Emphatics exhibit looks at 50 years of fashion
The doors have closed for good.
But the timeless fashions from inside have been preserved so they can continue to exude style for years to come.
Five decades of apparel and memorabilia from the former iconic Emphatics clothing, shoes and accessories boutique will be the center of an upcoming fashion exhibit.
After being housed inside One Oxford Centre, Downtown, since 1983, the shop closed in March after 50 years in business because of serious health issues in the family. Prior to that, it was housed in the former Jenkins Arcade, Downtown.
The overwhelming response from former customers and the fashion community inspired owners James and Karin Legato to put together the exhibit, “Celebrating 50 Years of Avant Garde Fashion,” a retrospective that includes a carefully edited collection of fashion, photography and video footage that shows historical moments of fashion and renowned fashion creators of our time. The collection also includes invitations from past fashion shows and events the couple attended.
“This is one of the best fashion archives in this country,” says Eric Shiner, director of the Andy Warhol Museum, North Side. “Jimmy and Karin had wonderful relationships with the best designers in the world. They were one of the first stores to carry Jean Paul Gaultier.”

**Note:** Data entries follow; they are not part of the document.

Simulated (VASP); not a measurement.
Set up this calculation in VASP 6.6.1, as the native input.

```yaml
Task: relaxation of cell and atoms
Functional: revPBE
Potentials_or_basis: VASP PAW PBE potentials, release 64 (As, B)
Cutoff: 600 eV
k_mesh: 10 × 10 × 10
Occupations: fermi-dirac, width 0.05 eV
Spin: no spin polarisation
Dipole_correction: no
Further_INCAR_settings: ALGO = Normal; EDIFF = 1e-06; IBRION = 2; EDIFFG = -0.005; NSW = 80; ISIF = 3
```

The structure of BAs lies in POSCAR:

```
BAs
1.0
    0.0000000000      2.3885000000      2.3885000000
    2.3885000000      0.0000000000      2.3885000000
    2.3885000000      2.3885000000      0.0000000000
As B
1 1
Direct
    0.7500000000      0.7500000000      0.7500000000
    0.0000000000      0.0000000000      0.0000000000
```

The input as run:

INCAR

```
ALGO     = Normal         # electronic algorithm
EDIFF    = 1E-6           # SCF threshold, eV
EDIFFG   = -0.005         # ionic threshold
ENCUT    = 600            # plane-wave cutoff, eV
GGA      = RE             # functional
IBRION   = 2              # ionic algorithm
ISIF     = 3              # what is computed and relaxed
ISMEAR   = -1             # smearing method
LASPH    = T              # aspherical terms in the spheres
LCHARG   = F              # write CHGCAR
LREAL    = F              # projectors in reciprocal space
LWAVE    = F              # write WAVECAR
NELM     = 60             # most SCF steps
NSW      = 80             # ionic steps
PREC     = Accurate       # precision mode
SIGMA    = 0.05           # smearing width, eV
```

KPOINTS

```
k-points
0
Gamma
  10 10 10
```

Organizers are hoping to open a month-long exhibit in September at the Senator John Heinz History Center in the Strip District. “The history center is in preliminary discussions with the Warhol Museum and Emphatics about a potential fashion exhibit this fall,” says Andy Masich, president and CEO of the history center.
Shiner says the exhibit would be curated by New York-based fashion consultant, lecturer and curator Stephane Houy-Towner, who organized the Halston and Warhol exhibit that runs at the museum through Aug. 24.
“It is a great honor to be considered for the Heinz History Center,” Karin Legato says. “We would like to thank all the people who have made this possible.”
A sneak peek at the clothing and accessories was held June 19 at the store's recent location in One Oxford Centre. It was an opportunity for the owners to thank the clients, introduce the exhibit and ask for financial support for the upcoming exhibition.
Striking poses behind glass doors, strolling models wore high-end designers such as Azzedine Alaia, Balenciaga, Thierry Mugler and Jean Paul Gautier as a fashion slide show rolled in the background. Some of the guests were wearing garments they purchased in the past.
“God gave Karin and I a gift when we created Emphatics,” James Legato says. “She is so beautiful and still looks like the day she was built. It was the perfect ‘stage' for the creators to display their works and for our patrons to experience Emphatics. We will miss its beauty and ability to allow us to inspire, excite and educate. We will miss all of our Emphatics patrons and friends. They are all a special part of our lives.”
Carol Shriber was sad to see the store close. The McCandless resident is a longtime customer. Her mother inspired her fashion sense. Shriber says Emphatics had the best collection of designer clothing anywhere, and she shopped in New York and Paris.
“I know quality when I see it,” Shriber says. “I bought one piece at a time, and when I would wear one of the pieces, people would say, ‘Oh my God. That is fabulous. Where did you get it?' I still have all the pieces because they are classic.”
After the exhibit at the history center is complete, the organizing committee will look for a buyer and a permanent home, Shiner says.
“I feel Emphatics was a fashion mecca,” says Tori Mistick, a member of the steering committee from Point Breeze. “It was a best-kept secret in Pittsburgh.”
She says there will be various levels of sponsorships available to help support the exhibition, which will feature more than 300 outfits, invitations and photographs.
The overall shopping atmosphere is what client and steering-committee member Yvette Flaxman from Point Breeze will miss most. She says the many supporters of the boutique have joined to help make the exhibit a reality as a way to celebrate the legacy of what the couple brought to fashion in Pittsburgh.
“The experience you had when you shopped at Emphatics was very rare,” Flaxman says. “You felt like you were walking into someone's home. You felt welcome. And they knew about each designer and explained what inspired each designer and the history behind the clothing. They made it their mission to make women, and men, feel awesome.”
That was the goal.
“We wanted to make this shopping experience an enjoyable on,” James Legato says, motioning toward an outfit by Alexander McQueen. “I want people to remember that Emphatics wasn't just a clothing store. It was a part of their lives, because it certainly was a huge part of our lives. I am going to miss this place we built.”